Eventually, however, Bahr’s love of theater pulled her away from a career in the sciences and towards the arts. She studied acting in America, including at the NYSF Shakespeare Lab at the Public Theater and the Actors Center Conservatory. She showed a flair for comedy as well, performing stand-up and garnering an invitation to the Montreal Just For Laughs Comedy Festival.

Bahr moved to Los Angeles and found roles in a range of shows, from the HBO comedy Curb Your Enthusiasm to the motion picture Larry The Cable Guy.

Bahr has also proven herself to be a talented writer. She writes screenplays and has authored her first book, a humorous memoir of her youthful post-IDF travels in Asia entitled Dork Whore, which is scheduled for release this month. Before Dai, Bahr wrote and performed in another successful solo show, Planet America, which enjoyed a year-long run in Los Angeles.

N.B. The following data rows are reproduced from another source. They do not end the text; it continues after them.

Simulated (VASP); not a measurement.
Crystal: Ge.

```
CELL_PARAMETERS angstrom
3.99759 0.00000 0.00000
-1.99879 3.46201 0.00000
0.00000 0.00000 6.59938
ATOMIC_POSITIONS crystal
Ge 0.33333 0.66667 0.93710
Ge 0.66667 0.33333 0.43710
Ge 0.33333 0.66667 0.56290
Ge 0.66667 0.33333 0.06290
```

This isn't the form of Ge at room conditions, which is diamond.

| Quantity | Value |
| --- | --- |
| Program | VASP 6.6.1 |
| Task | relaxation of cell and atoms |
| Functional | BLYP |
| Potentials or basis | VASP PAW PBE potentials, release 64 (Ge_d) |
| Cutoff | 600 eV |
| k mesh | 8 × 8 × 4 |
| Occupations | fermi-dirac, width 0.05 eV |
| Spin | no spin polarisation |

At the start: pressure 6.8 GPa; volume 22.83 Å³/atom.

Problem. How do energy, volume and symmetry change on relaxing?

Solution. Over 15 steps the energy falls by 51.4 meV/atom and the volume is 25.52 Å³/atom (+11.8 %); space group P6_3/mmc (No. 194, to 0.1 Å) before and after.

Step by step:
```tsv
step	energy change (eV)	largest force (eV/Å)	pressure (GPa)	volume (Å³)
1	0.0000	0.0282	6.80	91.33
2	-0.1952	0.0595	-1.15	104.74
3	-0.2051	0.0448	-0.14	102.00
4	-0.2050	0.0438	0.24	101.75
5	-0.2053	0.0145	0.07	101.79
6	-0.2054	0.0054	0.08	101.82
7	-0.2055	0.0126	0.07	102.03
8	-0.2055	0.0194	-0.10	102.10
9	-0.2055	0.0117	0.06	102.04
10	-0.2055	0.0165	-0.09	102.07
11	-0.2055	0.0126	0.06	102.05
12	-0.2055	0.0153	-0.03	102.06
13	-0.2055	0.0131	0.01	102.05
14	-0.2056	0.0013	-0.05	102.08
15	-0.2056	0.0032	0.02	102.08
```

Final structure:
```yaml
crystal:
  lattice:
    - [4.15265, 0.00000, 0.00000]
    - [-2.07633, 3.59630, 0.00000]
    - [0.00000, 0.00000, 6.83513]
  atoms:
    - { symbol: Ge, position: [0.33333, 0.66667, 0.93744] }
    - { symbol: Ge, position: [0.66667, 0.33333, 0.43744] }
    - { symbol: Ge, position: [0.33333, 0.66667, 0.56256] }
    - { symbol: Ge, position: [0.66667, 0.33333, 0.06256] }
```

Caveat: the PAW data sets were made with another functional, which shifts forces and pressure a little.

It is Bahr’s comedic touch that critics say has brought warmth and life to the characters in Dai, allowing a potentially forbidding and distressing story concept to incorporate delicate, heartfelt and lighthearted moments, and, yes, even entertain the audience.

“First of all, I wanted to make it an entertaining theatrical experience,” Bahr told ISRAEL21c. “I wasn’t trying to make some sort of strong political statement. I love creating characters and stories… and bringing those stories to life in an entertaining yet moving fashion.”

On another level, Bahr says she set out to give theatergoers a perspective of Israelis they may not have considered before.

“I find that Israeli society is somewhat misunderstood by a lot of people. They have misconceptions about Israelis, and I wanted to create a piece that would both emotionally and viscerally humanize Israeli society for people, for Israelis,” she says.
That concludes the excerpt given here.